% 18mar2006 +chris+
\documentclass[12pt,fleqn]{article}
%let array = True
%include lhs2TeX.fmt
%include lhs2TeX.sty
% a visible space
\def\vissp{\texttt{'{\char'040}'}}
%format ' ' = "\vissp"
\usepackage[a4paper]{geometry}
\usepackage{hyperref}
\setlength{\parindent}{0pt}
\setlength{\parskip}{0.5ex}
\title{Dynamic Programming in Haskell}
\author{Christian Neukirchen\footnote{The author can be reached at
\url{http://chneukirchen.org}.}}
\date{March 2006}
\begin{document}
\maketitle
The purpose of this Literate Haskell program is to implement a
function that does global sequence alignment using Needleman/Wunsch
techniques.\footnote{More about these techniques, graphics helpful
for understanding, and a codeless step-by-step explanation can be
found at
\url{http://www.sbc.su.se/~pjk/molbioinfo2001/dynprog/dynamic.html}.}
The algorithm is based on two steps: first, filling a matrix with the
maximal alignment scores for each element and then tracing a path
connecting the top-left and the bottom-right cell. Note that the
matrix is $O(n\cdot{}m)$ memory-wise and therefore pretty inefficient, you
don't want to use this on bigger sequences.

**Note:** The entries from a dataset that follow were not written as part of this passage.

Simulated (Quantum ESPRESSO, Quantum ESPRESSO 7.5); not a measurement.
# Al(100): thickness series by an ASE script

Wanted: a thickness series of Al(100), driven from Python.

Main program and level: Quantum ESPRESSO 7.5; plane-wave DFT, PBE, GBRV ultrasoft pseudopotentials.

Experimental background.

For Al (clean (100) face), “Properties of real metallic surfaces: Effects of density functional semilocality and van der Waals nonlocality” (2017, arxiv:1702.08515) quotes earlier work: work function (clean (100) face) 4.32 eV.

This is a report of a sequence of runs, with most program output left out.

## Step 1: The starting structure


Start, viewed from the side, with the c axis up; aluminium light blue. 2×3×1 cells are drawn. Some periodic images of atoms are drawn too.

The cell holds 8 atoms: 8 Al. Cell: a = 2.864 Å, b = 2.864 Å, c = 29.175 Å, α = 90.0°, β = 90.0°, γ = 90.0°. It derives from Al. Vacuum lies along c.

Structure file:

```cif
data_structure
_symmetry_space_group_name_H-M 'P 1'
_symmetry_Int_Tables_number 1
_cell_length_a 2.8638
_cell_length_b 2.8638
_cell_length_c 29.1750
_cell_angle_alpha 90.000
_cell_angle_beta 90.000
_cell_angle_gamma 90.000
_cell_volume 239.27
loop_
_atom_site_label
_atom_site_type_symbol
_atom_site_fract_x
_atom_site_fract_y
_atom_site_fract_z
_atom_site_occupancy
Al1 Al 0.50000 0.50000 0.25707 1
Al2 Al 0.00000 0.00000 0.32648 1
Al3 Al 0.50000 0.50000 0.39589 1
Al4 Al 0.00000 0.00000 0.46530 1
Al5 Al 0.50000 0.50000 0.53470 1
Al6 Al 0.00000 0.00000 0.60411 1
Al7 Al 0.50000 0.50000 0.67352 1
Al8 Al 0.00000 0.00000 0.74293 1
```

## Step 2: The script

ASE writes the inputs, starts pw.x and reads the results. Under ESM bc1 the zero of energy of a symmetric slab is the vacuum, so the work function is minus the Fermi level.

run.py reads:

In Haskell, a good way to implement Dynamic Programming like this is
an array that will memoize a lazy stream of scores per cell. This
allows $O(1)$-lookup of formerly calculated values without losing
referential transparency and (to an extent) lazy evaluation.
% hack, hack
\setlength{\mathindent}{2.5em}
\begin{code}
import Array
\end{code}
|align| is the function that wraps all the functions below and calls
them in correct order. It takes two strings and returns them aligned:
\begin{code}
align :: String -> String -> [String]
align da db = format $ reverse $ traceback lena lenb
where
lena = length da
lenb = length db
\end{code}
% hack, hack
\setlength{\mathindent}{4.5em}
The algorithm is easier to express when the sequences to align are
one-indexed, since the borders of the matrix are used as special
values. An easy way to achieve this is prepending a space:
\begin{code}
a = ' ' : da
b = ' ' : db
\end{code}
|memscore| is the array that contains the actual matrix. It is filled
using a lazy stream of scores for each element.
\begin{code}
memscore = listArray ((0,0), (lena,lenb))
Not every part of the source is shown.